Every school had them: the kids that didn't go straight into first grade but were in a limbo year after kindergarten. At my elementary school, they called it Readiness, which, in retrospect, was kind of a direct title. I knew some folks that went into it (as in, "Where's my friend from last year?") and some folks that came out of it and they seemed cool, except that they had this issue with self-esteem (which I myself have struggled with most of my life) in the sense that they knew they were behind people their own age, suffering from the same "Where's my friend from last year?" syndrome.
Of late, I have felt the same way, like I'm greatly behind on my career or something. I feel like I'm well ahead in life, in that I'm married and in a few years, plan to start a family. All that seems to be well in progressing.

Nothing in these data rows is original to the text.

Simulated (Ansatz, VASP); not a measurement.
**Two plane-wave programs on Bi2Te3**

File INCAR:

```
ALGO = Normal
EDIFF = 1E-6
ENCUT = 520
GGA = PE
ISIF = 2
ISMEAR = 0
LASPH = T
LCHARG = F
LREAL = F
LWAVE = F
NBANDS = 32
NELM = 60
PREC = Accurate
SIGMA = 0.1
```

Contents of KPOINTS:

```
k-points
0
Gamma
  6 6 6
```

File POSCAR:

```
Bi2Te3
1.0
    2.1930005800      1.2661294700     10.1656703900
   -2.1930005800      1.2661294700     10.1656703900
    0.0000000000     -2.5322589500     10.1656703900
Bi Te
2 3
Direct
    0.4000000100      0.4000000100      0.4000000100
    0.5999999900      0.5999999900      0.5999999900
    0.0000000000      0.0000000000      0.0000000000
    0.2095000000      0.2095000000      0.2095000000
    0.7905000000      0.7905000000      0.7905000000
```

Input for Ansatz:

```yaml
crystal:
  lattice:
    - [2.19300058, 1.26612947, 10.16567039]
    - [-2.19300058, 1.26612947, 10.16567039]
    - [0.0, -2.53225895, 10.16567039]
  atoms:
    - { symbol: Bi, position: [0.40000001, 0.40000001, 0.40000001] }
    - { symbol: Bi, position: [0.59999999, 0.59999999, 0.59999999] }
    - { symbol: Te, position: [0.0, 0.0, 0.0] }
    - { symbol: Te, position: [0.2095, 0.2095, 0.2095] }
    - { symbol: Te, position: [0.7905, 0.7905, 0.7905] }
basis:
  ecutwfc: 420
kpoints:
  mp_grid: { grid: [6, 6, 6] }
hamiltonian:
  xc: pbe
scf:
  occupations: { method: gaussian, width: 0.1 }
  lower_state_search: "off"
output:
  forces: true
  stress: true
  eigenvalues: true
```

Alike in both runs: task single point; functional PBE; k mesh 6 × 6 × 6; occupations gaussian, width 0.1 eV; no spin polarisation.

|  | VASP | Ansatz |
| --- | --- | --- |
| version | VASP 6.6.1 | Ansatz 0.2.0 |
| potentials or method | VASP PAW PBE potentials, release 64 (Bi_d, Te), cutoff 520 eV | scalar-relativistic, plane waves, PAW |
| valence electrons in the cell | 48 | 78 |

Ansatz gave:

But career-wise, and maybe talent wise, I feel like I'm not developing- like I'm behind those of my numerical age group. While this isn't necessarily a bad thing, it's very easy to look around and feel that others are progressing at a good rate and look at myself and realize I am not. Three years down in Iowa City and one to go, I wonder what I can do for myself to feel better about my position. Certainly the idea of getting out of the current job and perhaps into school will *feel* like progress, but what if I don't get into school? I certainly don't think I have the energy to keep failing at my hopes of an academic career, or at least more degrees. So what will I do with my life?
I think I will keep writing, but what will be the motivation? While I'm sure many would say there is no MFA glass ceiling, they generally aren't the ones looking up through it and knocking. I suppose the question even right now is about what has kept me writing during my three years in Iowa City? Is it something I feel I'm good at, or have I stopped developing on my own? I feel like I've gone as far as I can writing by myself right now with the only feedback being the occasional Johannes response and the equally occasional "I like the poems, but they're not the right fit for issue N." While this all has helped me develop, I feel like I need some kind of dedicated time and place to write. And I'm not talking about a schedule or a sturdy table with good light. I'm talking about a place mentally where I feel like I can concentrate on writing and concentrate on reading more and more. That's really what I want to do and that's really why I want to go to an MFA program. I want someone to give me the go ahead that I can dedicate myself to it for the long haul. I want someone to validate the life I want to have. I want to plan something and have it work out!
Speaking of, I mention that because nothing I have really *planned* has worked out: everything has either literally or metaphorically fallen into my lap, from Jennifer to Iowa. While I would certainly say I've been lucky, I just want, for once, something I've worked towards to work out. Call it whiny (I know it is), but it seems like at some point, you have to make things to fall into place and can't just wait for them to happen. However, so far, I've been better off just waiting, it seems. But how long can I wait until I'm happy with something career-wise that comes to me?
Or maybe this is it. Maybe this is as good as it gets. This library job. This insurance. This life that pays the bills and helps my wife follow her career plans- maybe that's supposed to be enough for me and I'm supposed to just stop and enjoy it rather than hoping to improve. But it's kind of hard at 25 to give up and say this is it. It's equally easy at 25, I know, to say "this is how it will always be and nothing good will come to me," and that's equally stupid.
But maybe just a bit easier, eh?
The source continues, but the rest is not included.